15 Responses to Vying for my place in the lawsuit…

  1. Judy,
    I’ll try to come up with some wild speculation once my brain wakes up properly…but for now I just want to say the decoder ring KILLED ME.

  2. i have to admit, i’m not as interested in why she’s leaving (as long as it isn’t to run for office – ANYWHERE, EVER!) as where she’s headed. usually, alaska is far enough away to be – well, out of the way. but obviously, that backfired with palin. perhaps we can sell her on the many benefits of living in siberia? (all that lovely oceanfront property….)

  3. Jb– and she can see Russia from there!

  4. Dang Judy, I think you have excess funny bones … canyou spare one for me?

  5. Karen, Did you see the speech? It was… fun.

    jb, I’m working up the Siberia brochure right now!

    Linda, You don’t need me. The “she can see Russia” made me laugh aloud!

  6. Passive agressive is what tiggrs do best

    :I’m not saying she’s drunk and I won’t say she isn’t, but there has been talk!

    :I’m not calling her stupid…

    :I’m glad to say Sarah used to be in politics

    I watched her going away speech and had never been more confused in my life about why someone was leaving, but I got the impression that balls were involved.

  7. Well, she did say, she’s doing it for Alaska. So now if she will only say that for the good of the United States, she won’t run for President.

    Mika Br…..(however you spell her name) on Morning Joe wants this to be about how women are treated badly. Pardon me, look at what happened to Hillary Clinton when she was first lady.

    Sarah, we’d like to miss you so I hope this means you are going away.

  8. Here’s a scary thought. (okay so I’m a risk taker). I hope she does run in 2012. It might give the democrats a fighting chance… (Given the propensity of dems to act like a bunch of cats…hard to get them all herded in the same direction. Part of what I like AND hate about dems.) Pesky independent thinking.

    As for possible reason?

    How about:
    Wants to compete for Ms. America to right the Miss California wrong.

    Trying to add baggin’ a Grizzly to her portfolio and needs to be able to helo at a moments notice.

    I can’t compete with you j, or your guests.
    They are all pretty good (and some are downright possible!)
    cmw

  9. John, clearly you as good at this game as you are at Caption This! =)

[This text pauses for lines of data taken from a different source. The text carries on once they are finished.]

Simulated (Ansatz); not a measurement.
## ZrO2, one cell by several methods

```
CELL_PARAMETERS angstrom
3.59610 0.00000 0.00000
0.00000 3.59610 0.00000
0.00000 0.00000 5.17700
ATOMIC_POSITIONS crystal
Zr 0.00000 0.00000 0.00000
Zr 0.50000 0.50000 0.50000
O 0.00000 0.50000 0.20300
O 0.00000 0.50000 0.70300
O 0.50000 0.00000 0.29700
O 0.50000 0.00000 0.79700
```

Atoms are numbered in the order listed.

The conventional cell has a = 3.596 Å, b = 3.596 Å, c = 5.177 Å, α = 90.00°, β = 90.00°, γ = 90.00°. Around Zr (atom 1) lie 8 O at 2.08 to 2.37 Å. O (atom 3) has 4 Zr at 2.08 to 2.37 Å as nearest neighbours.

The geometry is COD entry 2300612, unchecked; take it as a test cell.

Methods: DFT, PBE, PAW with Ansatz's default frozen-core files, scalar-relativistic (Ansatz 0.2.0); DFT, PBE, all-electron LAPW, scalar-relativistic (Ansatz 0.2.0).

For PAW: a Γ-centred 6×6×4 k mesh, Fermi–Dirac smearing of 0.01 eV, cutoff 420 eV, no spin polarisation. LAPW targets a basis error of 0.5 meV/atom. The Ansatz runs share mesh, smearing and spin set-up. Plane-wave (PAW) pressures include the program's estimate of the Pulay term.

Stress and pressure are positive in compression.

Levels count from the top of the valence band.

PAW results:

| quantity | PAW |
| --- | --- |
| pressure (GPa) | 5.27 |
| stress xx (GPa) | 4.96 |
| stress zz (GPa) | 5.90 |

    Karen, I think there’s a country song like that – please go away so I can miss you when you’re gone.

    CMW, Please don’t say scary things like that. (I feel I owe Letterman an apology.)

  10. linda – love the russia comment!

    cmw – you’re freaking me out. the only place i want palin to run is away – far, far away! (pluto sounds good…)

    judy – loved your “decoder ring” comment and “tina fey” theory. now that would be the best snl skit ever! :-)

  11. I have heard speculation, and it is purely speculations, that she may be starting her own church. I did not make that up. Somebody else did. But it sounds plausible, doesn’t it? I suspect it could be true.

  12. jb – I hope SNL does it. Tina Fey with multiple personality disorder!

    The Alster, Actually, it does sound plausible. She already speaks in tongues. ;-)

  13. Oh, Judy… I love you.

  14. BR, You made my day. If I were smart, I’d log out now on the up note!

  15. Okay, okay, so no Palin in 2012. Maybe she can join the team that goes to mars, whenever that is.